E=mc² is known as the most famous but least understood equation in physics. This two-volume textbook illuminates this equation and much more through clear and detailed explanations, new demonstrations, a more physical approach, and a deep analysis of the concepts and postulates of Relativity.

Volume II progresses into further depth than Volume I, and its scope is more extended than most introductory books on Relativity. It includes the affine connection, the geodesic equation, and an introduction to cosmological models. The mathematical tools dedicated to Relativity are carefully explained for those without an advanced mathematical background (tensors, Lagrangians, covariant derivative).

Both volumes place an emphasis on the physical aspects of Relativity to aid the reader's understanding and contain numerous questions and problems (143 in total). Solutions are given in a highly detailed manner to provide the maximum benefit to students.

This textbook fills a gap in the literature by drawing out the physical aspects and consequences of Relativity, which are otherwise often second place to the mathematical aspects. Its concrete focus on physics allows students to gain a full understanding of the underlying concepts and cornerstones of Relativity.

Paul Bruma is a French engineer who graduated from Institut Polytechnique - Telecom, Paris. This curriculum includes a broad program in mathematics and physics, equivalent to a Master's degree in science.

After a career with the international telecom equipment manufacturer Alcatel-Lucent (former Bell Labs), Paul Bruma resumed physics studies, which was his favorite discipline as a student. Regarding Relativity, Paul Bruma found that most text books lack explanations and are very mathematically oriented. This explains why this subject appears quite complicated to students, and many frequently zip from one book to another in search of the missing explanations in their text books. Relativity being an essential subject, Paul Bruma took up the challenge of making a book that contains all explanations and in a manner which is as accessible as possible while always being absolutely rigorous. This induced him to adopt a more physical approach than most authors.

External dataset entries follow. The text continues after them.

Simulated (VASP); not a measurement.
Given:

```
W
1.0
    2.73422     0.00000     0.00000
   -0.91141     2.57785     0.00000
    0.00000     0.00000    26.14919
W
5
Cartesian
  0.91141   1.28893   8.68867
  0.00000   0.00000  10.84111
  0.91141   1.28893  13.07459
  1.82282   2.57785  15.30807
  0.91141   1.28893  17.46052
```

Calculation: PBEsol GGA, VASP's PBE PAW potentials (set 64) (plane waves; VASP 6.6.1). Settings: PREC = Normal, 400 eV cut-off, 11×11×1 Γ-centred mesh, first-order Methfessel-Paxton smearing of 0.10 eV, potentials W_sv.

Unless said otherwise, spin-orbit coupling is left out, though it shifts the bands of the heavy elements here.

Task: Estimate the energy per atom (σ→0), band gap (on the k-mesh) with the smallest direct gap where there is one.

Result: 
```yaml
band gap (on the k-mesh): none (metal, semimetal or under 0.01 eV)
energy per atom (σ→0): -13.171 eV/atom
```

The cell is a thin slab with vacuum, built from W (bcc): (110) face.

In his previous career in the high tech industry, Paul Bruma had many opportunities to write technical documents explaining complex subjects and to train teams. In this domain, if technical specifications are not written in a clear, detailed, step by step and unambiguous manner, the implementation teams won't work effectively and the outcome will likely differ from what was intended. In contrast, academic authors often consider that students should fill by themselves some missing steps or explanations as part of the pedagogical process. Paul Bruma believes that this method is not the best one for Relativity because it is a domain where common sense often misleads.